The trick I came up with relies on the fact that, in a typical picture of a waterfall, the water looks white while the background is mostly dark. Thus, by using a technique similar to exposure fusion, we can blur the water while keeping the background sharp. Also, as long as the water is all mostly moving in the same direction (down), we can more or less get away with a simple linear blur — don't try this on a picture of churning rapids.

For a demonstration, let me use this public domain picture of the Pacheco Waterfall in Venezuela by Hellen Perrone at Wikimedia Commons, taken with a shutter speed of about 1/200 s:

    Pacheco Waterfall in Venezuela by Hellen Perrone at Wikimedia Commons
(Click the images to view them at full size.)

The first step is make a copy of the image on a new layer, and to cut away anything that is (close to) white except the waterfall. In this photo, that mostly means the sky:

    Step 1: Cut away the sky, and everything else white that isn't waterfall
(Here, as in the images below, transparent areas are shown as black.)

Next comes the trick: add a layer mask to the new layer, and set it to a grayscale copy of the layer. This effectively makes the dark (non-waterfall) parts of the layer transparent, while leaving the light (waterfall) parts opaque:

    Step 2: Add layer mask, set it to grayscale copy of layer
(Again, the layer is shown on a black background. Here's a small transparent PNG version, if you prefer.)
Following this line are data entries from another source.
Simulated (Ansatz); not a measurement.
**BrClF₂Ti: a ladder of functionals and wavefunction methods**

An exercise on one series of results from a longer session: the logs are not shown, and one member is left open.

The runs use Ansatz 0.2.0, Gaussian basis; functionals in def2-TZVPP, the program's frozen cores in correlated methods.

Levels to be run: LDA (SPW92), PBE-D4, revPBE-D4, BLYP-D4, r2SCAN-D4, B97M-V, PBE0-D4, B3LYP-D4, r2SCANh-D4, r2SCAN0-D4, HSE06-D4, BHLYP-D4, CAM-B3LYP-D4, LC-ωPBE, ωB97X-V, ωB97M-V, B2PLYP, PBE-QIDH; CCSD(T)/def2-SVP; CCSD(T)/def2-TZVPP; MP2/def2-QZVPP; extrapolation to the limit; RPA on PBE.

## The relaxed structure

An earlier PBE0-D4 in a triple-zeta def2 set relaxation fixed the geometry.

To better separate the waterfall and non-waterfall parts, we need to increase the contrast of the mask. To do that, I selected the mask and adjusted its color levels using a strong S curve:

    Step 3: Increase mask contrast   Screenshot of curves adjustment
(Here's another transparent PNG for those who like them better.)

After applying the layer mask (to merge it into the alpha channel), we're ready to add some motion blur. Here, I used a linear blur with a 50px blur length (quite large, to make it obvious even at small sizes) and an angle of 265 degrees (5 degrees off straight down):

    Step 4: Add motion blur
(And here's a transparent PNG version of this step too.)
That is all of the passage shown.